Editor's note: Cui Tiankai is ambassador of the People's Republic of China to the United States. The views expressed are those of the author.
(CNN) -- News that U.S. President Barack Obama is planning to attend next week's Asia-Pacific Economic Cooperation summit in Beijing has been extremely welcome. China is thrilled to have President Obama as one of our guests, especially as the success of any initiatives that emerge from APEC rest squarely on cooperation between China and the United States.
Such cooperation is as important as ever, and this meeting -- an event I have been involved in for many years -- offers an opening to ending confusion among neighbors in the Asia-Pacific region while setting the stage for vigorous economic cooperation and integration in the coming decades.
The reality is that without strong participation by China and the United States, APEC would not have made such remarkable progress. When China and the United States find ways to work together, all nations benefit.
But shared economic growth cannot come through the decisions or actions of a single country. Instead, economic integration should be seen as a vital driving force for economic growth and prosperity in the region.
For example, there have been at least 70,000 jobs created in the United States as a result of Chinese investment, according to the Rhodium Group, a New York-based economic analysis think tank. These ventures have been characterized by shared goals and a spirit of trust and cooperation.
Meanwhile, the realization of a Free Trade Area of the Asia-Pacific, which was first initiated by the United States at APEC in 2006, has grown ripe with economic potential. How?
The FTAAP would open a free trade zone that would considerably expand commerce and economic growth in the region. No existing mechanism incorporates both the United States and China, the two largest economies in the world, into a free trade agreement framework, something that would be remedied by the FTAAP.
If we put FTAAP into action, the income gains for the United States could approach $202 billion by 2025, according to the Peterson Institute for International Economics. Such enormous economic activity across the Pacific would in turn translate into more jobs for Americans, among other benefits.
Another key factor if we want to boost economic growth across the region is infrastructure.
Right now, there is a huge gap between how things stand and the growing demand for greater connectivity and infrastructure development in the Asia-Pacific region. This shortfall is acting as a bottleneck for further development of the regional economy, a fact underscored by the Asian Development Bank, which estimates the region needs $8 trillion for infrastructure development between 2010 and 2020.

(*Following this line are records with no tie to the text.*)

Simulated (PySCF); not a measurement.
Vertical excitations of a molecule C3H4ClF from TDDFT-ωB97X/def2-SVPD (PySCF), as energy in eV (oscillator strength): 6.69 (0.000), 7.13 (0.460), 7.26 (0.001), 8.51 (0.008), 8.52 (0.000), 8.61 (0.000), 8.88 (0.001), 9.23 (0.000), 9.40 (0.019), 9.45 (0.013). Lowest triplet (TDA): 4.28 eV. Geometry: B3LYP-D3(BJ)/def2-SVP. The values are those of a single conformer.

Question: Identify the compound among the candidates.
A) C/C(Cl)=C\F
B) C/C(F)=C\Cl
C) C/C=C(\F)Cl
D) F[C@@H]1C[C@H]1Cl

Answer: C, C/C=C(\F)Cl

To help eliminate this bottleneck, China has proposed the establishment of a new, internationally funded and managed bank -- the Asian Infrastructure Investment Bank. Such a body would offer efficient financing for badly needed transportation, telecommunications and energy projects across the region, and it could be a strong, complementary source of financing development to institutions such as the World Bank and Asian Development Bank.
We therefore hope this idea will secure the necessary support as the United States and other nations recognize the need to fund such critical projects.
Finally, innovation is vital if we are to boost the overall prospects for the region, and the United States and China have a unique opportunity to find ways to combine their expertise and experience to find innovative ways of enhancing our economies, as well as those of our friends in the region.
Chinese tech company Alibaba offers an example of what such teamwork can look like in practice.
In September, Alibaba's initial public offering listing on the New York Stock Exchange was priced at $68 per share, raising $21.8 billion for the company and investors and making it the largest U.S. IPO in history, with Yahoo the largest U.S. investor. In this case, China provided an innovative business model in Alibaba, and the U.S. provided a financing platform -- a clear example of the benefits for both nations of working together, and something we need to do more of.
When I started working closely with APEC, I could not have imagined that it would develop into such a leading forum for economic cooperation in the Asia-Pacific region. Fast forward more than 20 years, and it is now clear the group is ready to shape and inspire future partnerships for all of us.